Courtesy of Forests News
Written by: Julie Mollins
An innovative community-based forest management policy has resolved a long-simmering land-use conflict between migratory yak herders and sedentary residents in a remote area of Bhutan.
Where once grazing livestock nibbled vegetation and trampled seedlings, a plantation forest now provides environmental stability and an improved quality of life. The outcome of revised policies and strategic planning, a designated corridor for animals means that water is no longer polluted by cattle and that feuds have subsided.

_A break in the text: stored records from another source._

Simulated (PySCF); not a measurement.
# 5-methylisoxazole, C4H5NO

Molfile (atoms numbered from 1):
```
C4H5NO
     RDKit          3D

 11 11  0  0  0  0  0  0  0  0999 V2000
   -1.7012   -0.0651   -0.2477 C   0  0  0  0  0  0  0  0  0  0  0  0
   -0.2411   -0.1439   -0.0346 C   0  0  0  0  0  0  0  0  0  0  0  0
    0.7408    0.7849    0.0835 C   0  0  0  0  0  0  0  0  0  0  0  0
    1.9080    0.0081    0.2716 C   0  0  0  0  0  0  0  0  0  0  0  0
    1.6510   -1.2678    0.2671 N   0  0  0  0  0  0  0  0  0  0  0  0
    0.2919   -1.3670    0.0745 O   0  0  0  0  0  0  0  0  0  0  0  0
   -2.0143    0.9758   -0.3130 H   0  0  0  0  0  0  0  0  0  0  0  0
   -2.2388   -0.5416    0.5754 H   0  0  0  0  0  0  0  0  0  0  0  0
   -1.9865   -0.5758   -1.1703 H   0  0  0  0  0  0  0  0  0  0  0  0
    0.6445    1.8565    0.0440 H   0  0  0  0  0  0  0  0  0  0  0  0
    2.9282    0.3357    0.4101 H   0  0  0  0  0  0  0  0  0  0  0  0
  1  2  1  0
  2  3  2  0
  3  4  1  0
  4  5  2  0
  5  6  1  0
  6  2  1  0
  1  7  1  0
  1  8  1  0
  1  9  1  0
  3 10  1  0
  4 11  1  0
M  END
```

This is only one in a series of changes brought by a forest restoration program introduced more than 80 years ago, which scientists say could serve as a model for other countries trying to meet environmental targets. By law, at least 60 per cent of Bhutan must be forested, a target the country, which is carbon negative, has achieved and exceeded.
“In fact, although policy on forest restoration has formally been on the books since the 1990s in Bhutan, it was informal policy from at least the 1940s, when the government encouraged people to plant trees on degraded lands near their settlements,” said Prem Bahadur Rai, senior researcher with Bhutan’s Ugyen Wangchuk Institute for Conservation and Environmental Research (UWICER), and the lead author on a new research paper published in Forests journal.
In the study, which aimed to determine the impact of planted forests on livelihoods in Bhutan, researchers observed that local community participation in forest resource management can invigorate sustainable practices, enhancing potential livelihood benefits, while also boosting carbon storage capacity.
“Community-based forest management aims to conserve forests while contributing to general economic development and improvement,” said Himlal Baral, co-author on the new article and a senior scientist with the Center for International Forestry Research (CIFOR). “By empowering people with a direct stake in forest resources to be part of decision-making in all aspects of forest management, their views contribute to shaping policy.”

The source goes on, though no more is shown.